There has been quite a fuss during the past few days as a result of the announcement by Freddie Mac chief economist Frank Nothaft that “we are getting closer to a more normalized economy.”
If it’s true that we’re nearing a “more normalized economy” then it might be helpful to know exactly what “normal” is. As an example, during the past 40 years mortgage rates averaged 8.6 percent, according to Standard & Poors. Given that interest rates as of this writing are at 4.12 percent — the lowest level in 2014 and less than half the 40-year average — how can it be said that mortgage rates are nearly normal or remotely headed in that direction?
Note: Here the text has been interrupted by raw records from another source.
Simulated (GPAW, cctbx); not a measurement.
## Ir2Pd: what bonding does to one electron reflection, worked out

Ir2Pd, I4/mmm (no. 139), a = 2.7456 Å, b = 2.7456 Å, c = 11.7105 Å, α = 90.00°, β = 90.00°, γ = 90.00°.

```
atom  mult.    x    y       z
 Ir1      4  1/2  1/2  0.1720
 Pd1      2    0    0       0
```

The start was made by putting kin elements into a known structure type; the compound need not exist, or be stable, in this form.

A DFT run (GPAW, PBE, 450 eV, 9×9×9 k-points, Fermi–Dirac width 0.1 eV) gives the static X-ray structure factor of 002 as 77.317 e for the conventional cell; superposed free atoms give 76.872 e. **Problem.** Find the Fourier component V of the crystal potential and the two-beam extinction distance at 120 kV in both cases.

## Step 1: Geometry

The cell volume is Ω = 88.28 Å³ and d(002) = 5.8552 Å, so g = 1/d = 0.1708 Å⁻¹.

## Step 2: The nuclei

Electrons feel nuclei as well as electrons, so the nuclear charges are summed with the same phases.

Okay, what about new home sales?
The population between 2000 and 2013 increased from 282.2 million to 317.3 million. That’s an additional 35.1 million people, an impressive number and one might think that new home sales would grow as a result but that isn’t the case — there were 880,000 new home sales in 2000 and a meager 430,000 in 2013, according to the Federal Reserve Bank of St. Louis.
Where Are The Jobs?
What about employment?
Anybody see normalization? Freddie Mac says that “after several years of weakness we are starting to see the labor market pick up steam having added 230,000 net new jobs on average for the first seven months of this year.”
If you believe that a “job” is something which involves at least 40 hours of employment per week and produces a living wage then that “230,000 net new jobs” may not be so impressive.
According to the Bureau of Labor Statistics “people are considered employed if they did any work at all for pay or profit during the survey reference week. This includes all part-time and temporary work, as well as regular full-time, year-round employment.”
The BLS definition of a “job” is so expansive that it might not even mean a paycheck because it actually includes “unpaid family workers.”
Where Are The Households?
The lack of meaningful jobs is the major reason that huge numbers of young adults continue to live with their parents.
Freddie Mac says “the number of persons per household has increased by 2.6 percent since 2005, going from 2.69 to 2.76 persons per household. If the persons per household had held steady over that period there would be an additional three million households today.”
But there aren’t an additional three million households today and the reason is clear: According to Pew Research, “a record 57 million Americans, or 18.1 percent of the population of the United States, lived in multi-generational family households in 2012, double the number who lived in such households in 1980 because so many real jobs are lacking millions of millennials continue to live with their parents.”
Where’s The Money?
It should be a lot easier to buy a home today than in the recent past. The government says home prices in May were 6.5 percent below their 2007 peak, according to the Federal Housing Finance Agency. So — logically — if home prices remain weak and interest rates are less than half the level seen during the past 40 years then shouldn’t home sales be exploding?
That turns out not to be the case.
According to the National Association of Realtors, existing home sales were actually lower than a year ago. Not only that, home prices are actually falling in a large number of areas — NAR says home values rose in 122 metro areas while at the same time prices dropped in 47.
We’re becoming a nation divided by housing values and there’s nothing normal about that. “Americans,” says The New York Times, “have never hesitated to pack up the U-Haul in search of the big time, a better job or just warmer weather. But these days, domestic migrants are increasingly driven by the quest for cheaper housing.”
But why the search for cheaper housing? Because there’s a growing mathematical impossibility, the idea that you can have both rising home values and falling paychecks at the same time. As the Census Bureau explains, household incomes declined 9 percent between 1999 and 2012.
The New Normal
According to the National Association of Home Builders, in August “markets in 56 of the approximately 350 metro areas nationwide returned to or exceeded their last normal levels of economic and housing activity.”
It’s hard to imagine that this is the smoking gun, the irrefutable evidence that things are getting better. If 56 metro areas are returning to normality out of approximately 350 then isn’t it true that 294 markets — almost six times as many — are not back to normal?
In the end, the real estate issue which matters most is not houses, it’s jobs and income. While it would be great if Mr. Nothaft was correct and that “we are getting closer to a more normalized economy” the evidence suggests something else, that a “new normal” is here and for millions of Americans it’s not an era of milk and honey.
According to NAR, “the percent share of first-time buyers continues to underperform historically.” In June just 28 percent of all existing home buyers were first-timers, down from around the 40 percent or so that we used to see.
Without more first-time buyers coming into the marketplace it becomes difficult for homeowners to sell their properties and move up — or to sell at all. A vigorous real estate market depends on a constant influx of first-timers, but how can buying appeal to this group when wages are down and prospects are iffy?